Coordination of RISC-V Integration in TVM

PhilippvK · July 13, 2022, 8:57am

A few words about myself

I am a PhD student and have been working with TVM for over a year. My main field of research is TinyML and RISC-V based microcontrollers. Thus, I work on supporting bare metal 32-bit RISC-V targets (Actual hardware and simulators) using the MicroTVM Platform.

Background / Motivation

Over the past years, there has been a lot of interest in supporting RISC-V hardware in the TVM Compiler Suite. While some attempts have been made in the past, nothing has ended up upstreamed in the TVM repository. As several teams/individuals seem to be working in the same direction at the moment, it would make sense to align these efforts to reduce the risk of duplicate work and agree on some relevant design decisions beforehand.

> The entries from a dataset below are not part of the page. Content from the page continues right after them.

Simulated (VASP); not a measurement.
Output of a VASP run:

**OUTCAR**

What is currently supported?

While RISC-V is not yet officially supported by TVM, it can already be used using the default LLVM-based flow or the MicroTVM APIs (via the RISC-V QEMU running on the Zephyr Platform). However, the generated code (falling back to default or ARM schedules) is not yet optimized for the RISC-V ISA. Thus performance will not be optimal.

What is required?

In my opinion, the following baseline tasks:

Integrate support for RISC-V ISA simulation (ISS) in TVMs CI scripts and unit tests.
Decide how to detect the available RISC-V ISA extensions. Align this with the work done for ARM Cortex-M MCUs?
Add RISC-V specific schedules (default, packed (sub-word SIMD), and vector (super-word SIMD) in TVM: either starting with generating schedules or based on the current arm_cpu schedules. (See tracking issue: https://github.com/apache/tvm/issues/10141)
We also eventually need type legalizations, alter_op_layout, and the operator strategies
Generate AutoTVM logs for relevant models on RISC-V hardware and add them to the top hub (https://github.com/tlc-pack/tophub) repository. This should help to get better default performance for some use cases.

Past & Ongoing work

As it is quite hard to follow all the attempts to integrate RISC-V related features into TVM I‘ve tried to compile a list of efforts in that direction. Please let me know if I missed something relevant.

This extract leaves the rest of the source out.